Don't ask, don't tell in TN

LT. Governor Ron Ramsey  has come out with a concept of what he wants to do about the guns in cars legislation.

Not bad, but  I still see pitfalls on the track forward for that  concept. First, it's  no business of the employer if I may own a gun or not. Second,  businesses will still see it as a loss of their right to post their property.

A lose/lose deal.

I have been working on a concept of my own trying to find a win/win solution on the issue. So far, everyone I have run it by likes it.

I call it the "Don't  ask, don't tell for guns" What it would do is really pretty simple.

First, the state would say a private business could still post their property but not make search of a vehicle for a gun in a car a condition  of employment.

Second, if an employer did search a vehicle for another reason (such as suspected employee theft)  and by chance they did find a gun then they could fire someone  but it would count against their unemployment.

Third,  it would remove the state from the equation. It would no longer be a state crime if you were found to have a gun in your car parked on private property that posted.

I have a few more wrinkles I have thought about adding regarding liability but those could be added
or subtracted.

As I said, so far I see it as a win/win. Employers can post but can't go on search missions. Gun owners  are no longer under threat of having their car searched or being marked a criminal should one be found in their car.

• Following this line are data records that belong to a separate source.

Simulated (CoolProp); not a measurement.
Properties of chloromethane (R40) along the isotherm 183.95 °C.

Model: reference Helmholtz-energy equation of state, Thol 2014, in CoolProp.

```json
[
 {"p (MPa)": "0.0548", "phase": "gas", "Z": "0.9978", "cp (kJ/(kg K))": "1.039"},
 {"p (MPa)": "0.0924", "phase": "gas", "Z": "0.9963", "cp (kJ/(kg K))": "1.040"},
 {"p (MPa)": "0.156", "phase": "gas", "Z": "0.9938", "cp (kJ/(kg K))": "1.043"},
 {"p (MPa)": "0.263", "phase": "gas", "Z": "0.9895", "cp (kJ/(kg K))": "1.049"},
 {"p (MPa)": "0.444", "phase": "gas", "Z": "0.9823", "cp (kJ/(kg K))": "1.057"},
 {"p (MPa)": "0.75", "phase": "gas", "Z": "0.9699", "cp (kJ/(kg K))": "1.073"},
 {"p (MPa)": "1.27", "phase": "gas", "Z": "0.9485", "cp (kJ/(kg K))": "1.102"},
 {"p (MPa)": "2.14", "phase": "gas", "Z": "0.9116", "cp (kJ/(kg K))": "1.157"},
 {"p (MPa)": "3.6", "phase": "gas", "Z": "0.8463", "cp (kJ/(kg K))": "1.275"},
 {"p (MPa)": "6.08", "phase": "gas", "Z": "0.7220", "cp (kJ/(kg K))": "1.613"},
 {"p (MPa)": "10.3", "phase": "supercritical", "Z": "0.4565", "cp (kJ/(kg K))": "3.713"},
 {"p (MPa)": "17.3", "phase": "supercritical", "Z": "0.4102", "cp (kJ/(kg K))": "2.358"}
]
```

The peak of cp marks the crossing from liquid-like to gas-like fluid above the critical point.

More or less its "Don't ask, don't tell for guns".

Input welcome.

UPDATE: No intent was made to tie this post to the latest act of violence. I did not check the news
previous to posting. My thoughts and prayers go out to those slain and their families in their time of pain..

10 comments:

  1. The problem will be that the employer will SAY they are searching the vehicle because of suspected theft.

    The solution is that the employee's car should be inviolate from a search by the employer any way.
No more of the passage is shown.